Progress Slow for Minority Football CoachesEAST LANSING, Mich.
Despite some recent high-profile hirings, progress has been slow for minority football coaches at universities, according to participants in a conference at Michigan State University.
Among Division I-A schools, there have been 348 head football coaching vacancies since 1982, but only 19 Blacks hired to fill those positions, San Jose State football coach Fitz Hill said at the conference last month.
Hill is one of just four Black head football coaches among the 115 Division I-A teams, despite the fact that half of the players are Black. Hill is doing doctoral research on minority coaches (see Black Issues April 11, 2002).

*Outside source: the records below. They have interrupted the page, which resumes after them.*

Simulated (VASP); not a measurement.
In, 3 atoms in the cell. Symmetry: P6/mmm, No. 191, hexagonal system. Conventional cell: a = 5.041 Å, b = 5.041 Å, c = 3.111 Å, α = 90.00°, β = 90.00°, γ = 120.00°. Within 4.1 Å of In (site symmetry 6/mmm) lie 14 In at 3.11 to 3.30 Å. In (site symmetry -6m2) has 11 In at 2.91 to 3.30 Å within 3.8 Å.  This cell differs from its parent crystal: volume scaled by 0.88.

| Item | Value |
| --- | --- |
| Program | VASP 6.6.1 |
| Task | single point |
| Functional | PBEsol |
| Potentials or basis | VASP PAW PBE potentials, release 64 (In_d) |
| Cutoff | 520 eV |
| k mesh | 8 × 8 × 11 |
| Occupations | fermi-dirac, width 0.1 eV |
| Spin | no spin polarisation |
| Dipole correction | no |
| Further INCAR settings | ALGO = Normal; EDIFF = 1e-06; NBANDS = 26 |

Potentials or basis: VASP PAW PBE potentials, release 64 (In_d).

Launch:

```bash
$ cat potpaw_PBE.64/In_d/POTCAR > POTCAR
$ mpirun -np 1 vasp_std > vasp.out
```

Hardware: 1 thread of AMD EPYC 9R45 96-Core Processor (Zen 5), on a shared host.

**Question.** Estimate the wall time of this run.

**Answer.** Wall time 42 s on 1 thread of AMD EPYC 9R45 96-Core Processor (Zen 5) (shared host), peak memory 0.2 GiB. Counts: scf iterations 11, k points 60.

“People said I was crazy to take the job at San Jose State, a place that hadn’t won in 10 years,” Hill told the Lansing State Journal. “I said, ‘Ohio State isn’t going to hire me!’ You can’t win the lottery if you don’t play.”
The statistics don’t improve much at the professional level. In the National Football League, just two of the 32 head coaches are minority members.
“Something’s wrong. It’s out of balance,” says Michigan State Athletic Director Clarence Underwood, who is Black. “We are trying to find people with the courage to speak their convictions, and to see what kinds of solutions they might propose.”
Hill said he was pleased to see Bobby Williams hired at Michigan State in 1999 and Tyrone Willingham hired at Notre Dame last year. Both coaches are Black.
“They don’t realize how many dreams they hold in their hands,” he says.
Hill’s research shows dramatic differences between White and Black football coaches. White coaches are older, more likely to have advanced degrees, less likely to have Division I-A playing experience, nearly three times as likely to have a six-figure salary and more than four times as likely to have been interviewed for a head coaching job.
Whites also saw equal opportunities for all races and were 10 times less likely to see plans to increase the number of Black coaches as necessary.
“Let’s be real here,” Hill says. “For Black coaches to get more jobs, White coaches are going to have to get less of them.”
Underwood organized the event, which drew more than 30 athletic directors, coaches and others from college and professional sports.
Among those who gave presentations at the conference were former University of Michigan president James Duderstadt, sports sociologist Richard Lapchick and Black Coaches Association executive director Floyd Keith.